Do you participate in a video call occasionally? Or even every day, because of your work? Well, then you probably know what I am talking about today. Please, try to keep a straight or neutral face. Especially if it seems to get more difficult every second… People might be repetitive, or dumb, or boring, or jammer a lot. I know. It is getting harder and harder to bear.
But they do have feelings and have a right to be heard.
Just as you do have a right to be heard whenever you feel like complaining about them again, for an hour straight, to your friends. Do they listen to you? Or do they look at their phones, at a book, scribble down to do lists or even just talk to their cat – all while you are pouring your heart out? No? Do they listen to you? Do you feel seen, and heard and loved? Do you feel respected in your boredom or your anger or your pain?
Great, congratulations on having polite friends that are able and -most importantly- willing to control their faces!
If they are not, you will be accustomed to see vacant stares after twenty minutes of repeating just how tragically mislead your boss is. Or complaining about the price of mobile phones. Or rehashing the discussions you had with your ex. Well, vacant stares or annoyed sighs are better than going away. Aren’t they? No? You feel hurt? Aww, poor baby. Of course, your complaints are much more important than theirs… right. No, they are not. Yes, I am being sarcastic. Yes, I know this is not considered polite behaviour in our society.
But I am fed up with having to witness
your boredom hurting other people!
Some people just do not have their faces under control. I happen to be one of them. It is extremely difficult for me to keep a straight face. So, in a video call you will likely witness me frowning, sighing, smiling, and closing my eyes. But you will also witness me listening attentively to people who need to be listened to. Speaking the truth, even if it is unpopular. And you will see me being empathic. Up to laughing with them, crying with them, and encouraging them. Because I care.
If I do not care, I will not be on that call.
Or I will mute myself and turn the camera off.
Yes, this is being polite. Because of the 5 or 50 people in that call not one needs to see me talking to my cat or listen to my husband asking me something. This is actually another thing I wanted to mention: if your phone rings in the middle of a video conference just mute yourself before you do anything else. And if your children cry, your dog barks, the neighbour starts to drill a hole in your wall – just mute yourself. Please. Do not be rude.
Muting and unmuting ourselves is not a nuisance. It is a necessity.
I bet you have been in a call, where someone had a bad connection. Those scrambling sounds, those cuts, and jumps… annoying, right? You know what would have been better? Them just listening in, turning mic and camera off, and maybe writing in the chat about their bad connection. (Do not even get me started about echoes… and yes, I am aware of myself causing them, too…)
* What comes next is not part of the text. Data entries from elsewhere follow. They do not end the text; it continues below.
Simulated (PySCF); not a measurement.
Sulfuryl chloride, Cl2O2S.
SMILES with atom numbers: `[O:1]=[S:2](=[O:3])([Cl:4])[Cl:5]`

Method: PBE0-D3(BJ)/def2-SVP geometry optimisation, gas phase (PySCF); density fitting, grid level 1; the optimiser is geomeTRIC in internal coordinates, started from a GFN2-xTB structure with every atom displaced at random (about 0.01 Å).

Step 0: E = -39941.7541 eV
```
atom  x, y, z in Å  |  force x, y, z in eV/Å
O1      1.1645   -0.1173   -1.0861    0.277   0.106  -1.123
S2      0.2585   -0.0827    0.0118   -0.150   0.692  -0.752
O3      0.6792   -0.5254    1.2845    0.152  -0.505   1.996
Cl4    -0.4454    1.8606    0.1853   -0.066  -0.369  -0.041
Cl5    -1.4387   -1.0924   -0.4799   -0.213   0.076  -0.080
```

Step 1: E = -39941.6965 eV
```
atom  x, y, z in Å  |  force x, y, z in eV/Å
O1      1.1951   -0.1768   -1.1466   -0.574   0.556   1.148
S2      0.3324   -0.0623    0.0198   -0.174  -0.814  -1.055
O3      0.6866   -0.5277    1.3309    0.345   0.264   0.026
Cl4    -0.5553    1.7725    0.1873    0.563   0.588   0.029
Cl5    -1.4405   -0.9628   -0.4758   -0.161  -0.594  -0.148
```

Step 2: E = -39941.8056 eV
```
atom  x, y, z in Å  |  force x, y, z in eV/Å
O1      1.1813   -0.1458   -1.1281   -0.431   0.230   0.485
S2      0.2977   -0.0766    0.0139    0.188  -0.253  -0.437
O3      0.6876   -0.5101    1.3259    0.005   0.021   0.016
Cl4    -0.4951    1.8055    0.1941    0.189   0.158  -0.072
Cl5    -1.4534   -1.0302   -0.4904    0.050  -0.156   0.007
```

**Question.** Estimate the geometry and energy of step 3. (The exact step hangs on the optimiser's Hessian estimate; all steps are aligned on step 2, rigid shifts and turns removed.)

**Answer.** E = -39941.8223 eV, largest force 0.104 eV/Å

All those things are the basics of video conference behaviour. Nothing new under the sun, I know.
Being aware of your own face on that screen is important, too.
Because not everyone uses the speaker mode. Many people like a good gallery view! And then they are aware of your boredom, your distractedness, and the impolite faces you are pulling. Especially in confidential circumstances, if someone is confessing to feel low, or being hurt, please make an effort. Keep a straight face. If you are not able or willing to, just turn your camera and your mic off. It is so easy, and maybe you will keep some more friends that way.
Because they can see you, too! Remember that.
Showing your impatience and your boredom carelessly is just rude. Please be courteous. Especially if you happen to be dealing with highly sensitive persons, because they are not able to ignore you.
And if you can’t be bothered, just stay off that video call.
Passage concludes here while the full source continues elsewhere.